The core question addressed in the book is how a test ban treaty would impact on the reliability and safety of the UK’s nuclear weapons and how this would constrain and limit efforts to secure a comprehensive treaty that would prohibit nuclear testing indefinitely. An added complication lay in the fact that a ban treaty could also prevent or limit the UK’s ability to test new warhead designs to replace its existing tactical nuclear weapons and a new strategic successor system to Polaris. How all of this played out between 1974 and 1982, when the UK announced its decision to acquire Trident and the US decided that a test ban treaty was no longer in its security interests, is discussed. A detailed review, based on the available materials in the UK National Archives, also looks at the aims and objectives of UK nuclear tests in Nevada and on the decisions taken on the Chevaline warhead and its Trident replacement. The book also considers whether there was a far greater threat to the UK nuclear programme from shortages of skilled craftsmen and industrial action at the Atomic Weapons Establishment at Aldermaston than from a test ban treaty. It also looks at whether nuclear defence trumped arms control objectives during this period.
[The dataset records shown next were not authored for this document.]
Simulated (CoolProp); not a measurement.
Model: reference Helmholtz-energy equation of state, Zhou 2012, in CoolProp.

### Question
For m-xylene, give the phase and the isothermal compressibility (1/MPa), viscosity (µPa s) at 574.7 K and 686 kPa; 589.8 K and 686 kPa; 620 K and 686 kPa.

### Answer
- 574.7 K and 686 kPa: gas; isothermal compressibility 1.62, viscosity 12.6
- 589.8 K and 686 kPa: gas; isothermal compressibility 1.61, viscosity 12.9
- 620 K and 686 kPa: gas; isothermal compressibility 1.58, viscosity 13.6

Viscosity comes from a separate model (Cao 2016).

This book will be of much interest to students of British politics, nuclear proliferation and Cold War History.

John R. Walker is a Senior Associate Fellow, Royal United Services Institute and at the European Leadership Network, and a Senior Research Fellow at the Department of Science and Technology Studies, University College London. He worked in the Arms Control and Disarmament Research Unit, Foreign and Commonwealth Office, from 1985 to 2020, serving as its Head 2014-2020.